QM LM3 Statistical measures of asset returns Flashcards
What is the arithmetic mean?
- Describes a representative possible outcome
- sensitive to outliers (extreme values)
- AKA the simple mean
What is the median?
- Middle value for odd no. of observations when ranked
- Average of middle 2 observaitons for even no. when ranked
- Not sensitive to outliers (extreme values
What is the mode?
- Most frequently occuring value in a dataset
- a dataset can have one or two or more modes (unimodal, bimodal, trimodal…)
What are 2 ways of dealing with outliers?
- Delete them: trimmed mean
- Replace: winsorized mean
You can also just leave them, if the values are legitimate and correct. Elimination requires judgement.

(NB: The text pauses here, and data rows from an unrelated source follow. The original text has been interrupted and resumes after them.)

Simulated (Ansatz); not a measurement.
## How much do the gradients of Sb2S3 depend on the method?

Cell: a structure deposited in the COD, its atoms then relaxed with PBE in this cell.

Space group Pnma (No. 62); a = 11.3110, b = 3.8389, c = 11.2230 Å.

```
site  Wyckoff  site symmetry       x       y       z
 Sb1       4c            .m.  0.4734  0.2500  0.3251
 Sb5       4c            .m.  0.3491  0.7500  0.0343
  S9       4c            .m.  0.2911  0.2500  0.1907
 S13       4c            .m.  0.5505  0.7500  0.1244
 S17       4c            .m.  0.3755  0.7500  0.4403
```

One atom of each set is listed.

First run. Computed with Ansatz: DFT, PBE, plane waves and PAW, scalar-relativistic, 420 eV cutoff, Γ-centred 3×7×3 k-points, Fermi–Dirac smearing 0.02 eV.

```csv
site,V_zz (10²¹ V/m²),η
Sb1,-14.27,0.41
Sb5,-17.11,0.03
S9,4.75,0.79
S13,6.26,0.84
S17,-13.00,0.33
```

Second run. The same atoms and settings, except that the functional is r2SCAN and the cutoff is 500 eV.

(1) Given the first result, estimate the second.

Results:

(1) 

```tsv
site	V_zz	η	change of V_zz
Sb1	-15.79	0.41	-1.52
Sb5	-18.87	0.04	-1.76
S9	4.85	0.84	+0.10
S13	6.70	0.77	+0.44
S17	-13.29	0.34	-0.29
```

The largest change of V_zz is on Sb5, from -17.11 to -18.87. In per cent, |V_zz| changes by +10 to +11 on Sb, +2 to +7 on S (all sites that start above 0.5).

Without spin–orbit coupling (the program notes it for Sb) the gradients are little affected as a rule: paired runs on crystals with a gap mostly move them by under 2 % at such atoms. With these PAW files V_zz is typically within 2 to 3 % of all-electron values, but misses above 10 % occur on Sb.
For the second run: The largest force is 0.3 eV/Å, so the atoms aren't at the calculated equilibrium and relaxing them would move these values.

What are box and whisker plots used for?
- Rank performance of portfolios and investment managers in terms of percentile/quartile in which they fall
- in investment research we can look at the bottom return and top return decile and may go long/short if we’re a hedge fund
What is the upper fence?
(1.5 x IQR). This to the upper bound may contain outliers.
What is the lower fence?
(1.5 x IQR). This to the lower bound may contain outliers
What is dispersion?
- variability around the central tendency
- a measure of risk or uncertainty
- includes range (though no info about shape of distribution), mean absolute deviation, sample variance, sample standard deviation etc
What is target downside deviation?
Deviation only below the mean
You calculate deviation for all XsubI below some minimum level B
Also called target semideviation by the reading
What is the coefficient of variation?
A measure of relative dispersion
This gives you an idea of level of risk per unit of return
CV = S / XBar
What parameters do you need to describe a normal distribution?
ND is completely described by mu and sigma squaraed
This is an idealised, well understood distribution
Why do we start from the normal distribution?
It is easier to start from an idealised well understood distribution and describe deviations from it than start from not well understood. Thus even if distributions are not usually normal distributions it is a good place to begin in analysis
What is skew?
Positive skew is where the mean is greater than the median and the mode. The top of the curve will be far to the left (which is the mean) with the median and mode further right and a long right tail.
Negative skew is the opposite: mean is less than median is less than mode. Top of curve is far to right, with long left tail
What kind of portfolios will have positive skew?
Positive skew: lots of long options. A few will pay off very big and form the long right tail
Negative skew: lots of short options. A few will lead to heavy losses and form the long left tail.
What do leptokurtic and platykurtic mean?
Normal distribution is mesokurtic and kurtosis = 3
Leptokurtic means overweight in the tails, k > 3
Platykurtic means underweight in the tains, k < 3
What is a scatter plot useful for?
- Identifying outliers
- Visualising the joint variation in 2 numerical variables
- A scatter plot matrix can be used to assess pairwise association among many variables
What is covariance?
- The joint variability of 2 random variables
- Expressed in the same units as the variables
- Sum of deviations for all observations for each data set, multiplied together, over n - 1
- When Ssubxy > 0 they covary together
What is correlation?
- Measures the linear association between 2 variables
- Covariance of xy over (SD of X * SD of y)
- 0 means no linear relationship (meaning max diversificaiton)
- negative 1 is perfect negative correlation (perfect replication), positive 1 is perfect positive correlation (perfect hedge)
What are the limitations of correlation?
- Measures linear association only ie doesn’t pick up nonlinear relationships
- Unreliable when outliers are present
- Correlation does not imply causation, so you have to be careful of wrongful causal inference (spurious relationships)
Why is visual inspection of scatter plots important?
You can’t get all the understanding of the dataset just from the metrics. You can have the same metrics for very different distributions and relationships!